New Zealand national cricket team
The New Zealand national cricket team, nicknamed the Black Caps, played their first Test in 1930 against England in Christchurch, becoming the fifth country to play Test cricket. From 1930 New Zealand had to wait until 1956, more than 26 years, for its first Test victory, against the West Indies at Eden Park in Auckland, they played their first ODI in the 1972–73 season against Pakistan in Christchurch. The current Test, One-day and Twenty20 captain is Kane Williamson, who replaced Brendon McCullum who announced his retirement in late December 2015; the national team is organised by New Zealand Cricket. The New Zealand cricket team became known as the Black Caps in January 1998, after its sponsor at the time, Clear Communications, held a competition to choose a name for the team. Official New Zealand Cricket sources typeset the nickname as BLACKCAPS; this is one of many national team nicknames related to the All Blacks. As of 12 March 2019, New Zealand have played 1309 Internationals, winning 496, losing 594, tying 11 and drawing 165 matches while 43 matches ended yielding no result.

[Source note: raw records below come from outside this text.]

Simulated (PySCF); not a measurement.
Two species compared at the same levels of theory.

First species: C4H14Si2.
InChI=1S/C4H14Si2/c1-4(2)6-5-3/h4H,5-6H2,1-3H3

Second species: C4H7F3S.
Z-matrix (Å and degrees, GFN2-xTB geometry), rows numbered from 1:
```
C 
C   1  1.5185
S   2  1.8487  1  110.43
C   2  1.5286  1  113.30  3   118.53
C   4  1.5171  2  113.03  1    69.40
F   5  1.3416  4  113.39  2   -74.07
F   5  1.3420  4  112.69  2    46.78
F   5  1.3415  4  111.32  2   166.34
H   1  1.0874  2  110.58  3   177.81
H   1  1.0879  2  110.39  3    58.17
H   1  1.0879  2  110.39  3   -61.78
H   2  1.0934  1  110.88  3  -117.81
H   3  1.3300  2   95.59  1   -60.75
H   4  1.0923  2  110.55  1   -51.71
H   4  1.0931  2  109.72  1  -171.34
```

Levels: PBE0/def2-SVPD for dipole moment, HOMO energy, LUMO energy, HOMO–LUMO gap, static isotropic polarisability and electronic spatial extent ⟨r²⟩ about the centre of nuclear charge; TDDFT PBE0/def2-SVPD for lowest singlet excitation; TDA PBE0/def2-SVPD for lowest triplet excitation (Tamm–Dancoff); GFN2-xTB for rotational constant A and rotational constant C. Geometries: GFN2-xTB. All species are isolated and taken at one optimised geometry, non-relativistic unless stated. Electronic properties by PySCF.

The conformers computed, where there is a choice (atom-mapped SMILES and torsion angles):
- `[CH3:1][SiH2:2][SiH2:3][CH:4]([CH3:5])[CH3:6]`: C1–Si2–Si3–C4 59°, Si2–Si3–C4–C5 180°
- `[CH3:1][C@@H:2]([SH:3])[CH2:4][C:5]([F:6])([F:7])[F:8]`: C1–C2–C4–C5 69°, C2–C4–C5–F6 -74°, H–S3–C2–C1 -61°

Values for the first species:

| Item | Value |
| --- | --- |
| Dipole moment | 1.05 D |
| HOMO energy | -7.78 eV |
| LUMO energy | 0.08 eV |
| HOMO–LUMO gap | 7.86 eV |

The team is ranked 2nd in Tests, 3rd in ODIs and 6th in T20Is by the ICC. New Zealand defeated South Africa in the semi final of Cricket World Cup 2015, their first win in the a world cup semi final and hence they made their maiden appearance in a World Cup Final; the reverend Henry Williams provided history with the first report of a game of cricket in New Zealand, when he wrote in his diary in December 1832 about boys in and around Paihia on Horotutu Beach playing cricket. In 1835, Charles Darwin and HMS Beagle called into the Bay of Islands on its epic circumnavigation of the Earth and Darwin witnessed a game of cricket played by freed Māori slaves and the son of a missionary at Waimate North. Darwin in The Voyage of the Beagle wrote: several young men redeemed by the missionaires from slavery were employed on the farm. In the evening I saw a party of them at cricket; the first recorded game of cricket in New Zealand took place in Wellington in December 1842. The Wellington Spectator reports a game on 28 December 1842 played by a "Red" team and a "Blue" team from the Wellington Club.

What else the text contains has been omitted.